Comics/Graphic Novels

How To Get Out Of A Comics Slump

This content contains affiliate links. When you buy through these links, we may earn an affiliate commission.

Jessica Pryde

Contributing Editor

Jessica Pryde is a member of that (some might call) rare breed that grew up in Washington, DC, but is happily enjoying the warmer weather of the desert Southwest. While she is still working on what she wants to be when she grows up, she’s enjoying dabbling in librarianship and writing all the things. She can be found drowning in her ever-growing TBR and exclaiming about romance in the Book Riot podcast (When in Romance), as well as on social media. Find her exclamations about books and pho on twitter (JessIsReading) and instagram (jess_is_reading).

I have several dozen trade paperbacks that regularly stare at me, calling for me. “Read me!” They say. “We miss you!” They hurl themselves at me every time I walk past the three-foot Billy chock full of years’ worth of backlist.

But when I look at them, I just balk in horror. Not because I don’t like comics anymore, but because many of them are part of ongoing series or the beginnings of ones that require a lot of settling into world-building that my brain just can’t handle right now.

Sometimes I think of just taking them all to a used bookstore and slowly reacquiring the ones I still really want to read. Or just dropping them in a Little Free Library and signing off on them forever.

But I’ve already done several rounds of weeding, and I really do want to read them someday.

Someday being the operative word, of course.

But what I really needed was to bust my slump. And I found a way to do that, so that I can finally pick up Saga: Volume 8 (I knooooow) or start World of Wakanda.

Backstagers Vol. 31: Read Something That Requires Very Little Deep Thought

This sounds like a horrible thing to say, but sometimes you just need something light and ridiculous to get you back into the format. Maybe I wasn’t ready for something that wasn’t prose, and needed something to help me work my cognitive comics muscles. You know what’s good for that? Something that is full of vignettes and characters that you know but don’t need to. Like Backstagers: Volume 3.

I knew, going in, that this one wasn’t a continuance of the previous volume, and maybe that’s why I was okay with picking it up. Sure, Backstagers is hella weird, but I was also familiar with the characters and didn’t have trouble following. And since it’s just holiday vignettes, all I needed to know was that things could get even weirder than usual. And that was fine.

2: Read a Stand-Alone in a Genre That You Enjoy in Prose

If you haven’t noticed, I read a lot of romance. So I like to pick up a short, romantic story like Princess Princess Ever After, a quick, lovely little book that you can probably read three times in an hour. Or My Boyfriend Is a Bear, which is kind of the mindfuckiest romance I’ve ever read, on account that the main love interest…is literally a bear that followed our narrator home. I mean, he builds shelves and wears tee shirts, but he’s still a bear. And sometimes I just go back and read the deluxe version (“Jackpot Edition” actually) of Bingo Love, which has the original story of two women who find each other at bingo 50 years after being torn apart, as well as several bonus stories written by a few favorites. It’s nice to have that same genre requirement that you do in prose, meaning you know you’re not going to be sobbing on the floor of your bathroom when you finish it. (I mean, you still might, but…for completely different reasons…)

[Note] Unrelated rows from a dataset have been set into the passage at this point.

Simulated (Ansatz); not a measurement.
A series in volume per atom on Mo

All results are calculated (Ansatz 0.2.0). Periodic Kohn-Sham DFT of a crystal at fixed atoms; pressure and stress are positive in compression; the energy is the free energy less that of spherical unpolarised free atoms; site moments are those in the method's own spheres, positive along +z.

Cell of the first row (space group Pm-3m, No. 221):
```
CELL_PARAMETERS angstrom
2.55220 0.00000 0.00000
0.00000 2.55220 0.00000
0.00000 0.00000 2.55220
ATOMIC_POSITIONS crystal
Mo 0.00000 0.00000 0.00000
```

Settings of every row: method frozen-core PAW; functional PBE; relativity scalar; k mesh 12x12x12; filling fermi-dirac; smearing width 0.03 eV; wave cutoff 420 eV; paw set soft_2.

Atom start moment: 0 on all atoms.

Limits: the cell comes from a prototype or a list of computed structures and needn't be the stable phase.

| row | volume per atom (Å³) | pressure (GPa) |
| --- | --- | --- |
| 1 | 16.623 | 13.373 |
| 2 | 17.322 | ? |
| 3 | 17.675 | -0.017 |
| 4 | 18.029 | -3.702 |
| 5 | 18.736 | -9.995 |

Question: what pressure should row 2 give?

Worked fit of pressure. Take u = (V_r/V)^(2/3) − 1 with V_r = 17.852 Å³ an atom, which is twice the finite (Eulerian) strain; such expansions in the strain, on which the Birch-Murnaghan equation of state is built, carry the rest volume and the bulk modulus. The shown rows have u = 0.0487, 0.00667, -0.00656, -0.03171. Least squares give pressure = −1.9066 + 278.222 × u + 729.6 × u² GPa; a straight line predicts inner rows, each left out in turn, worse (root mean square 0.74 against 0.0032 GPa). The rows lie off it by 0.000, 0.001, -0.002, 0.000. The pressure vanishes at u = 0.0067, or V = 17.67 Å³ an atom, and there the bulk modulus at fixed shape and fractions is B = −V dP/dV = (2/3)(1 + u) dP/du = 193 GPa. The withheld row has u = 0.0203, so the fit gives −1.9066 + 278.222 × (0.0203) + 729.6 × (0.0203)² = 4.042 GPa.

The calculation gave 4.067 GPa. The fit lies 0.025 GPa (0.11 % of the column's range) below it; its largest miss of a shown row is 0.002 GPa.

cover of America Vol 1 by Gabby Rivera3: Start Something Completely New and Different

If you’re going to go for a series starter, try something that is outside of your usual realm. If you regularly pick up superheroes, grab a coming-of-age hockey story like Check, Please!, which is told from the point of view of one of my favorite characters in comics. (The second volume isn’t out yet, but soon!) Or if you rarely enter the world of the Big Three, preferring instead to wander through the weirdness outside, try a weird superhero comic! I would go for something like Gabby Rivera’s run of America, which is weird both in the superhero way and the weird way. It’s also criminally only two volumes, so you can sit down and read them super quickly. You might also find yourself crying on your bathroom floor, just from the sheer magnificence of Gabby’s words.

What. I’m not speaking from experience or anything.


These are just a few of the ways I’ve found myself falling back into comics, when I’ve had trouble picking up during the middle of an ongoing series or starting something wherein I knew there were already four hundred volumes. What are your methods?